Position Paper - HB22-1277

Author: Meghan MacKillop

March 17, 2022

Your "YES" Vote is Respectfully Requested on HB22-1277


Credit unions are currently unable to accept funds from or provide loans to a public entity because state law restricts eligible depository institutions to banks and savings and loans associations that are insured by the FDIC. Public entities should be able to deposit public funds credit unions if they are federally insured by the National Credit Union Administration (NCUA), a change that 27 states have made.  

House Bill 22-1277 is a product of increased demand from public entities to use credit unions for financial services. Public entities, including municipalities, deserve to have all options available for financial services and to choose the best institution as stewards of taxpayer dollars. Credit unions can be locally owned, community-based financial services providers that can provide competitive yields on deposits, lower loan rates, lower fees, and are insured to the same levels as banks through the NCUA.  Choice and competition will result in better and more responsible results for taxpayers.  Colorado is becoming an outlier in the country as 27 states allow public entities to choose their financial institutions, which includes credit unions. 

What House Bill 22-1277 does

HB22-1277 amends various government-related state statutes to allow public entities to use any financial institution that is federally insured by the FDIC or NCUA. 
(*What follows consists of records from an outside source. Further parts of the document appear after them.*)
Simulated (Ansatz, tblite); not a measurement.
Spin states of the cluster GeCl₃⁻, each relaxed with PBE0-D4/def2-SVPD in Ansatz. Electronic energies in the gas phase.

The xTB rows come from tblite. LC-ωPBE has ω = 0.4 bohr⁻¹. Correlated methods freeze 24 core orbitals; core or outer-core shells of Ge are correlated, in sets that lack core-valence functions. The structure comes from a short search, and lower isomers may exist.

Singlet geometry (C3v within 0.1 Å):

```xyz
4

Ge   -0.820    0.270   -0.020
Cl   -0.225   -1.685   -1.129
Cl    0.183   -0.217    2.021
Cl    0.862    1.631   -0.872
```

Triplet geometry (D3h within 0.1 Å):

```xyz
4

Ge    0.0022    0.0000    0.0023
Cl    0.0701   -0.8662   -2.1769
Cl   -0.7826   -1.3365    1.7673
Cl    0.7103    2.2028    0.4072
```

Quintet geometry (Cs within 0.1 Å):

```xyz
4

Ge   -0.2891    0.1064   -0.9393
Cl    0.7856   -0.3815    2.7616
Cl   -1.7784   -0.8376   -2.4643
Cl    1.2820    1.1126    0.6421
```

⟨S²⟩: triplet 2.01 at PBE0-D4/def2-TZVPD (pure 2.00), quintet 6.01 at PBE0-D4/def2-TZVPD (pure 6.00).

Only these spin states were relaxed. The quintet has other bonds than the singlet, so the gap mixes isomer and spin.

HB22-1277 amends the Savings and Loan Association Public Deposit Protection Act and other state statutes to include state and federally chartered credit unions insured by the NCUA. This allows credit unions to have the same abilities to provide services for public entities as banks and savings and loan associations and ensures that credit unions are subject to the same regulatory requirements for public funds, including requirements to secure public deposits with adequate collateral.